Todays Go Bananas! blog is from Linda at Filled With Love – a wonderful business dedicated to baking delicious cakes using Fairtrade ingredients.
In the Fairtrade Fortnight guest blog Linda shares why Fairtrade is so important AND shares a recipe for her favourite cake……..
“Bananas. The choice of champions – well tennis ones it would seem. The commuter’s standby breakfast. The first taste of solid food for many babies. And the main ingredient in possibly the best cake in the world…
Have you heard of the hummingbird cake? According to some it acquired its name because every bite makes you hum with delight. Originating in the Southern United States in the mid 19th century it has often been voted favourite cake (including amongst my own customers!)
Every week finds me blending eggs, rapeseed oil, pineapple and bananas with fairtrade vanilla, before folding in flour, sugar, cinnamon and chopped walnuts and baking in a moderate oven. The resulting cake is moist, flavoursome and very more-ish, especially if topped with cream cheese frosting!
Aside from it’s obvious popularity I like to bake and sell this cake because it has a story. Many of my cakes do, but the hummingbird tells tales of Ndali vanilla from Uganda, of cinnamon from Sri Lanka, of walnuts from Pakistan and bananas from the Windward Islands.
All of these ingredients, if they could speak, would tell you of the communities they left behind. Where lives have been changed thanks to Fairtrade cooperatives, and the premiums that have enabled children to go to school; where families now have access to healthcare, and workers live in security without the fear of theft and corruption.
But it’s the bananas’ story that I want to share this Fairtrade Fortnight. Why?
If you are a tennis player, a commuter, or the mother of a young baby, or if you simply enjoy this convenient snack food, then you may have noticed that in the last ten years the price of supermarket bananas has almost halved. Meanwhile the cost of producing them has doubled. Fair? No way! Many of the farmers who grow them are now trapped in a cycle of poverty.

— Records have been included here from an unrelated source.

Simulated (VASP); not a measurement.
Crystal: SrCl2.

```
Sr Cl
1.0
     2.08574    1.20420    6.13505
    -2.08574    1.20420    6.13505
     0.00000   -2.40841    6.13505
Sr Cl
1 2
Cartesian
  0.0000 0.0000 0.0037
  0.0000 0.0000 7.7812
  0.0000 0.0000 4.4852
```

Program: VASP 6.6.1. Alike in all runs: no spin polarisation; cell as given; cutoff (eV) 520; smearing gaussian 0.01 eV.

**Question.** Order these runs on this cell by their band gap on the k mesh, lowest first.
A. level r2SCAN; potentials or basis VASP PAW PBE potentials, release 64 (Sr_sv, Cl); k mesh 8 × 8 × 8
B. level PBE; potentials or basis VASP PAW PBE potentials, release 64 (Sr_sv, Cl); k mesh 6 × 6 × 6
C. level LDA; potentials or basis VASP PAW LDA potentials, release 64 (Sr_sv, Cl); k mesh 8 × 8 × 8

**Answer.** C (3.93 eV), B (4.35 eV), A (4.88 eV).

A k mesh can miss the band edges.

It’s time to change this. To transform the banana industry and make bananas fair, so that every banana farmer has a decent standard of living and safe conditions.
I refuse to buy bananas that aren’t Fairtrade. This can be inconvenient, as I don’t want to disappoint my customers. The conversations I have with staff in supermarkets can feel awkward – especially if others are listening. But what’s a little inconvenience or awkwardness compared to not being able to feed your children or access decent education and healthcare like many banana workers? This is my way of beginning to change the world, one hummingbird cake at a time.”